The third factor is the growing mobility of skilled manpower between the various genres, which is giving the relatively smaller financial intermediaries the professional skills capacity to provide non-funded products and services that their bigger counterparts such as the banks themselves have dominated in, such as structured finance and business advisory services. Indeed, most of the smaller genres are now headed by professionals with banking experience, and whom have seen a move to the smaller genres as a quick way to move up the corporate ladder with regards to level of authority, which tends to have its own unofficial financial rewards.
This trend will be intensified by the ongoing staff lay offs resulting from bank liquidations over the past one year. For instance a significant proportion of the 1,700 employees of the erstwhile The Beige Bank will eventually find new jobs in non-bank financial institutions.
Actually though, the mobility of skilled labour between the various genres is adding to their operational costs because of the resultant competition between all the institutions involved for financial services professionals. This has resulted in a huge increase in salaries in the financial intermediation industry across board and the higher costs are effectively being passed on to customers in the form of wider interest margins and higher fees and commissions.
But easily the biggest reason why financial institutions are still able to obtain inordinate interest margins from the banking public is that the demand for loans still far outstrips supply.
Ghana’s business culture is one that requires that debt is the main source of financing even at high interest rates. Indeed gearing ratios in SMEs particularly (which measure the ratio of debt to equity in an enterprise) often tend to rise as high as 3:1.
-Actually, the much maligned banks who are blamed for their high lending rates because of inordinately wide interest margins, are the cheapest sources of loans. Currently the average base lending rate among the banks (this is the rate at which they each lend to their most favoured borrowers) is about 26% according to data released by the BoG. Base lending rates range between well over 30.0% and about 15%.
However these rates are deceptive. Only the very large corporations, which have huge cash flows, get to borrow at such rates. All the other borrowers do so at a spread above a bank’s base lending rate which can be as high as 10%, which means that some borrowers are taking bank loans currently at well over 40%.

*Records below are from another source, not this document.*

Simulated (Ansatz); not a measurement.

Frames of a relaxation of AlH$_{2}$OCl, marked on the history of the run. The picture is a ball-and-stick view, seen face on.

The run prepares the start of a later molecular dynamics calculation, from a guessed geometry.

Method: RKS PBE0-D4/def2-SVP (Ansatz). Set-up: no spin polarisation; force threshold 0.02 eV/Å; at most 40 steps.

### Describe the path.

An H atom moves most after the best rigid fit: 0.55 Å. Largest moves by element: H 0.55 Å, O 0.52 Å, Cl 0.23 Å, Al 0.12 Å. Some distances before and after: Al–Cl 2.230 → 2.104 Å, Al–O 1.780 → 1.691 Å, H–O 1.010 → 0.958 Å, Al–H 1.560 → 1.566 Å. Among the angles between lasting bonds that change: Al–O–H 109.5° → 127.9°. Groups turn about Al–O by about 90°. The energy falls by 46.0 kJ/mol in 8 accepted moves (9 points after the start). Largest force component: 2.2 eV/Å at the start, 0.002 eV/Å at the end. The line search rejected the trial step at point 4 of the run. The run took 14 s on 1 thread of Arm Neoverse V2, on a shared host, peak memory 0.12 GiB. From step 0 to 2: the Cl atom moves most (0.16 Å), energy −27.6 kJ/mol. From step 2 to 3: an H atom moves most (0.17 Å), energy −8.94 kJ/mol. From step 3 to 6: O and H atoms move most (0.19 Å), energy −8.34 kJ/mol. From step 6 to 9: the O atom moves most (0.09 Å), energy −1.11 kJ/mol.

The next cheapest are the savings and loans companies and the rural and community banks whose base lending rates generally average between 30% and 50% currently. The MFIs are the most expensive lenders and instructively they price their loans on a monthly basis rather than an annual basis, ostensibly because they rarely give loans of up to one year, because more practically because the latter would result in seemingly absurd annualized rates. MFI’s currently lend at between 5% a month and 10% a month which translates to between 60% and 120% per annum.
It is instructive that despite these high lending rates, virtually every lending institution get loan application volumes that far outstrip what they are willing to lend. This is in part because prudence persuades the banks themselves to invest at least a quarter of their interest earning assets in government treasury bills, notes and bonds, which themselves provide risk-free yields of between 16% and 22% currently. The other genres of financial intermediaries not only invest considerable parts of their loanable funds in these instruments but put some of the rest in bank fixed deposits as well.
Indeed, because of this, and their relatively small size, more than 90% of credit to the private sector originates from the banks themselves. Actually, this includes much of the credit given by the other genres, who tend to rely heavily on fund placements from the banks as a source of deposits.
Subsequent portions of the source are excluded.